The Corn Stalk

Tales from my garden abound! The harvest is good, both with fruit and vegetables and with valuable life lessons! The season is winding down and I’m canning my little heart out. The weeds are starting to creep in and my perfect dirt is starting to show signs of an unkept garden. But the truth is, at this point, harvesting is more important than weeding so the fruit does not go to waste. I hate how it looks, but I love the bounty I drag in each day. 
I’m exhausted, but the canning process is full-on! It’s a frantic feeling trying to get it all done before a sudden cold night changes it all. From spaghetti sauce to salsa to plain old tomatoes, from peaches to apple sauce and pear butter, from pickles to sauerkraut, every day is overwhelming. I’ve never run out of jars before but today I had to go buy more jars to accommodate. The kitchen has never been in such constant disarray. But each time I stand over the stove filling my jars I am taken back to my childhood.  

Every year my grandparents would can our family’s favorite chili sauce. We put this slow cooked sauce over meatloaf and ring Bologna and meatballs or on my grandma’s lost recipe of yummy lamb patties. My grandpa would grind the onions and peppers with the hand grinder and I’d listen to it “swish, whir, swish, whir” till it was ground enough to add to the brown sugar and apple cider vinegar, sweet and sour goodness. I think of my uncle’s frozen applesauce and how much I liked it over the jarred sauce. Harvest time brings back so many great memories for me. And even though the process is hard, I love the year-long goodness it provides. Long after the garden is covered by snow, the fruit of the ground will bless our family!  

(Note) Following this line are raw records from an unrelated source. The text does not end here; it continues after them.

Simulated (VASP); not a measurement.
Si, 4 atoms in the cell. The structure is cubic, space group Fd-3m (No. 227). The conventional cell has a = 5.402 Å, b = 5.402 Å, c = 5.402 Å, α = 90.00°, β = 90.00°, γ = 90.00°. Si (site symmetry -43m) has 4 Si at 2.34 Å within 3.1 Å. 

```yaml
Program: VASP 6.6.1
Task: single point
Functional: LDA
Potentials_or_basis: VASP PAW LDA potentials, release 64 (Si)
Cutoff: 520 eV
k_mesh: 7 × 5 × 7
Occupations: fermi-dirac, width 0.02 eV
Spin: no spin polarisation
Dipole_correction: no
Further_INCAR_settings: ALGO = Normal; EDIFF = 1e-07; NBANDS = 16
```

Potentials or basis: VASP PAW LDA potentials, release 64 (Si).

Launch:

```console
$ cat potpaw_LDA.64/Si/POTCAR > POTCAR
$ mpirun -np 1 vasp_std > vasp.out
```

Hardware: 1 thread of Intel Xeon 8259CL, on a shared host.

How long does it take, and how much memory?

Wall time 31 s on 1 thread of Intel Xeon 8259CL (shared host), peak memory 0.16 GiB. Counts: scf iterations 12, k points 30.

Just before the snow flies, we will turn under all the stems and foliage, the leftover unripened fruit and even the weeds, tilling it under to nourish the ground for years to come. One of the unripened fruits this year will include a lone corn stalk in the middle of my garden. I didn’t plant corn. I wanted to but ran out of space. It’s beautiful really. Tall. Green. Sturdy. But it won’t be ripe before the frost and it is the only stalk. At first I wondered where it came from. And then I realized that the ground corn I feed the chickens must’ve had a single unground kernel spread to the garden…but just one seed. We all marveled when we saw it. We’d never grown corn. It obviously doesn’t belong there. The lone stalk between the pickling cukes and the watermelons. We could call it “God’s plan” and pretend “it was mean to be!” But it isn’t. It’ll never produce fruit in time, and one or two ears would never serve the purpose of feeding our family anyway. 

Sometimes we are just like that stalk of corn. We are someplace we were never supposed to be. We walked in a direction in life that we wanted to go and then called it God’s plan. But it doesn’t produce fruit and it would not meet anyone in a way to make a difference. It’s the very reason we need to follow ONLY after Jesus and let Him do the directing in our lives. He won’t send us where we can’t make a difference. He never calls us to nothing, which is exactly what my lone stalk of corn will accomplish all by itself this late in the season. Following Jesus with every part of our being will always land us where we produce fruit.  

There’s nowhere you NEED to go in life, (emotionally, monetarily, physically, spiritually), that you won’t get to by following God’s plan for your life. Just follow Him and you’ll end up every place you’re supposed to be, exactly when you’re supposed to be there. If you find yourself in the middle of the wrong field, maybe you didn’t NEED to be there in the first place!  

If you’re in the wrong field, get out! Plant yourself in the knowledge and will of Jesus Christ where you can produce some fruit! In the wrong field, you might be wasting an entire season and the harvest, which needs to be picked quickly before the frost, will be left, wasted on the ground. In the wrong field, you might have planted a seed in vain. 

Pray, seek, and listen your way to the field God wants you in. Produce some fruit! 

Proverbs 3:5-6. “Trust in the LORD with all your heart and lean not on your own understanding; in all your ways submit to him, and he will make your paths straight.”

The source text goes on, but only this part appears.